Go inside the worlds of art, fashion, design, and lifestyle.
The Sharjah Art Foundation hosted its annual March Meeting summit earlier this month around the theme “The Afterlives of the Postcolonial.” Each year, a critical topic in the art and cultural worlds is dissected through tailored talks, panels, and presentations, shedding light on the ideas, theories, and practices that shape it. For the 2022 edition, online and on-site lectures were held by artists, curators, activists, architects, scholars, and more to examine the past, present, and future legacies and ideas of postcolonialism. Whitewall was there to engage in this year’s programming and hear from changemakers that are questioning, continuing, and altering its narratives.

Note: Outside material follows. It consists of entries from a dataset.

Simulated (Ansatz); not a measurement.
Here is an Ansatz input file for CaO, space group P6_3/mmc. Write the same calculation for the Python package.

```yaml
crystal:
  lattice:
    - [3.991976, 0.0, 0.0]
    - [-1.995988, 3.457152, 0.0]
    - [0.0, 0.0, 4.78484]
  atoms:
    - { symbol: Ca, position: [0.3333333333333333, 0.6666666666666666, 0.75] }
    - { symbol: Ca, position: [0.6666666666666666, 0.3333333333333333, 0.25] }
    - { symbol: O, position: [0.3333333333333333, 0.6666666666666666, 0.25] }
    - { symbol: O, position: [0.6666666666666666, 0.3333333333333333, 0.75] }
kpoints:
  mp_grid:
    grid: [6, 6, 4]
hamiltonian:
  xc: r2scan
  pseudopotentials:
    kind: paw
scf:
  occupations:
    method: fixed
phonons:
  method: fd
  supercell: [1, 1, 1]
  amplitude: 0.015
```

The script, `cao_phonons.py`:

Encompassing challenges rooted in colonialism that have transformed the cultural and artistic worlds, the four days of mindful conversation at the Sharjah Institute of Theatrical Arts were joined by six new exhibitions across several spaces. Themes ranging from racism and reparation to climate change and structural inequalities dug below the social studies surface for a closer look at how indigeneity, sovereignty, and mass migration have impacted artifacts and surveillance, and both of their roles in society and art. New concepts that have emerged in educational settings in the last three or so decades were also discussed, such as intersectionality, coloniality, decoloniality, and gender identities.
Kicking off the March Meeting on March 4 was the conversation “Exhibiting the Postcolonial Archives,” led by Iftikhar Dadi, Ntone Edjabe, Naeem Mohaiemen, and Ala Younis. It explored historical events and landmarks in relation to postcolonial archives, and the idea of identifying works and artifacts that should or should not be exhibited and in varying contexts.
On March 5, Hoor Al Qasimi, the President and Director of the Sharjah Art Foundation, offered welcome remakrs, followed by Gayatri Chakravorty Spivak's discussion on the “Imperatives to Reimagine the Postcolonial” before the dialogue “Persistent Structural Inequalities: Settler Colonialism, Segregation and Apartheid” between Noura Erakat, Premesh Lalu, Khalil Rabah, and Nathalie Handal.
That afternoon, talks continued with “Migrations to the North, Forced Repatriation, and the New Middle Passage” by Zahid Chaudhary, Ayesha Hameed, Bouchra Khalili, Rachid Koraichi, and Awam Amkpa, as well as “Persistent Structural Inequalities: Indigeneity, and Sovereignty” by Brook Andrew, Gerald McMaster, Jolene Rickard, Megan Tamati-Quennell, and Iftikhar Dadi.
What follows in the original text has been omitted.